Speaker
Description
The incompressibility in nuclear matter ( $K_0$ and $K_\tau$ ) play an important role in clarifying the equation of state ( EOS ) of nuclear matter in extreme environments such as neutron stars.
$K_0$ and $K_\tau$ can be directly determined from the nuclear incompressibility $K_A$ measured from isoscalar giant monopole resonance (ISGMR) measurements. $K_A$ can be expressed as follows from the nuclear droplet model,
$
K_A=K_0+K_s A^{-1/3} + \left( K_\tau + K_{\tau s} A^{-1/3}\right)\alpha^2 + K_C Z^2 A^{-4/3}$.
$K_s$ and $K_{\tau s}$ are surface terms and $K_C$ is the Coulomb term; $K_C$ can be assumed to be known because the model error is very small.
In previous studies, measurements of $^{90}\mathrm{Zr}$, $^{208}\mathrm{Pb}$, $\mathrm{Sn}$ and $\mathrm{Cd}$ isotopes, which are double magic nuclei, have shown that $K_0=240\pm20$ MeV and $K_\tau=-550\pm100$ MeV, and The error of $K_\tau$ is as large as 20\%. Also a recent study with $A\sim90$ reported $K_0=202$ MeV, which is a significant deviation from existing measurements.

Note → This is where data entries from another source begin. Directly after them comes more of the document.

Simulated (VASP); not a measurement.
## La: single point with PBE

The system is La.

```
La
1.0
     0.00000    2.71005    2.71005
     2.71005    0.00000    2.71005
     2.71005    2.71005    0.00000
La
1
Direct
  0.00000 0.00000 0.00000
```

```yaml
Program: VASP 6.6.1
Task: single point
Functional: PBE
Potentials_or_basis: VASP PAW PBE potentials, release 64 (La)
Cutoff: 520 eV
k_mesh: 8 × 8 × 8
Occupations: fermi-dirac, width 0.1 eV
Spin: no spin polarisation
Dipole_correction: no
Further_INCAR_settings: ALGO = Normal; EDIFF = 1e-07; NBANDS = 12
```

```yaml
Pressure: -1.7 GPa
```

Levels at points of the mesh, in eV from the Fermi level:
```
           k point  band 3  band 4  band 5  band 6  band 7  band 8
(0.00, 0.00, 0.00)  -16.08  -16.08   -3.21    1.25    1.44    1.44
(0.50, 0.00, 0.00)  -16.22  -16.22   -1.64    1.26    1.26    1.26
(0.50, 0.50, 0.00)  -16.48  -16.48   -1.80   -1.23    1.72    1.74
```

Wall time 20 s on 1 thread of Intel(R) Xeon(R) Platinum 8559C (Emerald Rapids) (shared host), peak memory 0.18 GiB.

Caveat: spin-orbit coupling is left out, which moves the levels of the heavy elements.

The reason is that the surface effects ( $K_s$ and $K_{\tau s}$ ) cannot be evaluated.
Therefore, it is important to perform systematic ISGMR measurements with various nuclei, including unstable nuclei, and to quantitatively evaluate the surface effects specific to each nucleus.
The ISGMR measurement in unstable nuclei requires the measurement of low-energy recoil particles that are scattered forward angle using the RI beam.
On the other hand, there is a trade-off relation between target thickness and measurable range.
Therefore, a gas active target is best suited for systematic measurements.
We have developed an active target for systematic measurement of ISGMR, CAT-M, which consists of a small TPC for beam particle measurement (Beam TPC), a TPC for recoil particle measurement (Recoil TPC), and a dipole magnet for $\delta$-ray removal associated with heavy-ion beam irradiation.
In this study, as a systematic measurement using $\mathrm{Kr}$ isotopes, we performed ISGMR measurements using $^{86}\mathrm{Kr}$ and $^{80}\mathrm{Kr}$ $(d, d')$ reactions.
In this presentation, we report the details of the experiments and the performance of CAT-M.